I teach people how to speak in the media, on stage, and to each other with power and conviction. And there’s one crutch in particular I train people right out of: Asking questions. Want to make a stronger impression? Make a statement. Ideally, one that could be argued or flat-out disagreed with. That’s when you know you’re onto something.
Here’s why: Questions make the other person do the work you should be doing. Which is why they have their place in dialogue, to engage the other person directly. But I’m not talking about that kind of question. I’m talking about the rhetorical filler at the start of a talk, or the habitual “You know?” that attempts to win approval at every turn. I’m talking about the questions that keep you from making the stronger choice.
The way I see it, if you’ve got the stage, you should do most of the heavy lifting. The ability to be clear and direct is paramount; questions are a crutch. And you rely on them more than you think.
I saw this first hand in an improvisational acting class I took (one of many) at the Magnet Theater in Manhattan. (Improv, by the way, is excellent training for being in front of people, because you essentially walk out onto the stage with no clue what’s about to happen.) The instructor and Magnet cofounder Alex Marino gave us a challenge: Do our scenes without asking a single question.
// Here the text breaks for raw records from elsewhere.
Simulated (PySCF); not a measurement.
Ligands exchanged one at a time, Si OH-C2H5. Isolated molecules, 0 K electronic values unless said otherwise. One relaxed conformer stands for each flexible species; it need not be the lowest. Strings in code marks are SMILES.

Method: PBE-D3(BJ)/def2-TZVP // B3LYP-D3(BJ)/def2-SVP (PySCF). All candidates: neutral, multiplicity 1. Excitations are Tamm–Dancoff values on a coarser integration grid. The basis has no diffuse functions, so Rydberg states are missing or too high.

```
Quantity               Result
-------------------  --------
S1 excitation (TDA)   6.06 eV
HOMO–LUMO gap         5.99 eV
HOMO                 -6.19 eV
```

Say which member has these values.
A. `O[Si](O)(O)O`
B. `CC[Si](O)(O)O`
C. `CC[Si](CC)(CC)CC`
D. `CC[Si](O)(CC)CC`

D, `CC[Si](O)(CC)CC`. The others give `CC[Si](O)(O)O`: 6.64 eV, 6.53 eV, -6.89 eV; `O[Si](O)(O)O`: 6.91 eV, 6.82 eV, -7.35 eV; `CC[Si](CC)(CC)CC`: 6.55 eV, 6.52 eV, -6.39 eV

I lasted less than 30 seconds.
It’s a lot harder than you realize. I was shocked at how bad I was at this. “Questions are reflexive,” Alex said. “We use them to blunt statements and figure out what’s going on.” Which, in improv, is part of the problem: No one knows what the F is going on. That’s the game. But questions stall the scene and detract from the action. They soften and qualify and weaken. They rely on buy-in (“You know I mean?”, for example). When you rely on questions, you fail to create the scene—or anything interesting. Instead, you shift the burden to the other person (“Can YOU tell me what I’m doing up here?”)
It made me realize how often I use questions instead of statements in general, and how, in so doing, I compromise my own conviction. And so do you. It keeps improvisers and presenters and people in general from making something far more powerful: A choice.
(Want to listen instead? Be my guest.)
Women do this far more than men, by the way, because we’re raised to think that way: Be agreeable. Please people. Make nice. Asking questions is an outgrowth of that urge. It makes you tip-toe instead of stomp.
So whatever it is you’re doing, or trying to do more of, whether it’s TV, radio, web, seminars, or just growing as a professional in your industry and having people take you seriously, take a good look at where you’re relying on questions instead of making statements. Where you’re hedging and qualifying, instead of owning your shit. And where you’re leaning on your audience/user/reader to fill in the blanks instead of taking the lead.
You can’t afford to sacrifice directness and power when you’re building a brand. It’s what the strongest brands are made of. No questions asked.